Borehole Thermal Energy Storage
Updated: Nov 1, 2022
Borehole Thermal Energy Storage (or BTES) is basically an underground structure, usually quite large, which is used to store large amounts of solar heat that was collected in the summer, for use in the winter time. You could think of it as being a massive underground heat exchanger.
Wherever boreholes can be drilled, these systems can be constructed. The system is usually composed of anywhere from one to a few hundred vertical boreholes. Warm temperature seasonal heat stores can be created using borehole fields to store surplus heat which is captured in the summer to actively raise the temperature of large thermal banks of soil, so that heat can be extracted more easily (and more cheaply) during the winter.
A ground source heat pump will be used in the winter, extracting the warmth from the thermal bank (the soil which absorbed the summer heat) to provide heating to a space via underfloor heating. Boreholes are filled with grout or water, dependent on the geological conditions, and they usually have a life expectancy in excess of 100 years. They don’t impair the use of the land in any way, as they can exist underneath buildings, agricultural fields and car parks.
In terms of heat storage, the flow of heat transport liquid in the summer comes from the center of the structure, and travels to the outer edges, by doing it this way the heat is transferred through conduction to the surrounding soil. When winter comes along, the flow direction is reversed, so the liquid flows from the outer edge of the system to the center, drawing in heat. By traveling in the reverse direction, the heat which was stored in the soil is then transferred back to the liquid running through the system.
The ground heat exchanger for BTES systems is designed and operated in such a way, so that the heat is stored or abstracted, seasonally whereas conventional GSHP systems are designed to simply dissipate heat or cold into the subsurface. BTES essentially uses the Earth as a giant thermal battery as opposed to a radiator.

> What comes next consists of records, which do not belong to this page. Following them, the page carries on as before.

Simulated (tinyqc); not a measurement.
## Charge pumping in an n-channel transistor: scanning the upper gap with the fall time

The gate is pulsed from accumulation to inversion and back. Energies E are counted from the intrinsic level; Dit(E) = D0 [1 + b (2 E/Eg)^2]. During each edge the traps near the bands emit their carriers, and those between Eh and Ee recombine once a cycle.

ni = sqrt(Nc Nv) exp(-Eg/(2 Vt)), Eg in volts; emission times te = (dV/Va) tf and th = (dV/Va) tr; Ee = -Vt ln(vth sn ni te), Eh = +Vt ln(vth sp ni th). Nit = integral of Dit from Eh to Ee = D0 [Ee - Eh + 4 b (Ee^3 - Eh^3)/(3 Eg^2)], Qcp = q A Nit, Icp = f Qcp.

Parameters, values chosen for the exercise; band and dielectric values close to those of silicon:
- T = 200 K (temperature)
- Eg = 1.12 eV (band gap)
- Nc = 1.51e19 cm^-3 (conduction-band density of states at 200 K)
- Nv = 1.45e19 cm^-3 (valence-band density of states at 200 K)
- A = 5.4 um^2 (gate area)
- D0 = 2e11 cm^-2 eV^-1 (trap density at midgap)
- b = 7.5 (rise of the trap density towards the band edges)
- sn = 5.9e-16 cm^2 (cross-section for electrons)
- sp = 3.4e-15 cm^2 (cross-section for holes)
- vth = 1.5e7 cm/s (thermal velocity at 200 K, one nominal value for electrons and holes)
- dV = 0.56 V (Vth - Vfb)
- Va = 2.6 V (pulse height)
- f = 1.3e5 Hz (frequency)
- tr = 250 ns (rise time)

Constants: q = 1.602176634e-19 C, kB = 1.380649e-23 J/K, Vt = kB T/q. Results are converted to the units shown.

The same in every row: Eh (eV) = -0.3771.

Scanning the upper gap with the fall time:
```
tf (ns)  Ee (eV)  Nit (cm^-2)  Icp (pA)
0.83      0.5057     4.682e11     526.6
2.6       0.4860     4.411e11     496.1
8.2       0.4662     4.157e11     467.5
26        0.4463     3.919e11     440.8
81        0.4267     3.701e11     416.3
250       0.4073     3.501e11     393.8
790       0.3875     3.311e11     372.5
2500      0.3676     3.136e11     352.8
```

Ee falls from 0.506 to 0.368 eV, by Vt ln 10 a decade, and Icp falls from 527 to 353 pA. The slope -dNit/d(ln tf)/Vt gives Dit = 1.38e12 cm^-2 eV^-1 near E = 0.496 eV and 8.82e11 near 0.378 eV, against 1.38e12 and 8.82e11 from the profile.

This system typically involves design and operation of the Ground Heat Exchanger (GHX) in a manner so that the heat is sequentially built up in, or abstracted from a cylindrical column of rock or soil. This system usually consists of a number of boreholes resembling dry wells, and after drilling this hole, a plastic “U” pipe is inserted down the borehole. To provide a good thermal contact with the surrounding soil, the borehole is filled with a high thermal conductivity grouting material.
When solar heated water is available to be stored, it is then pumped into the center of the BTES field and through the U pipes. Heat is transferred to surrounding soil and rock, and the water gradually cools as it reaches the edge of the structure and returns to the energy center.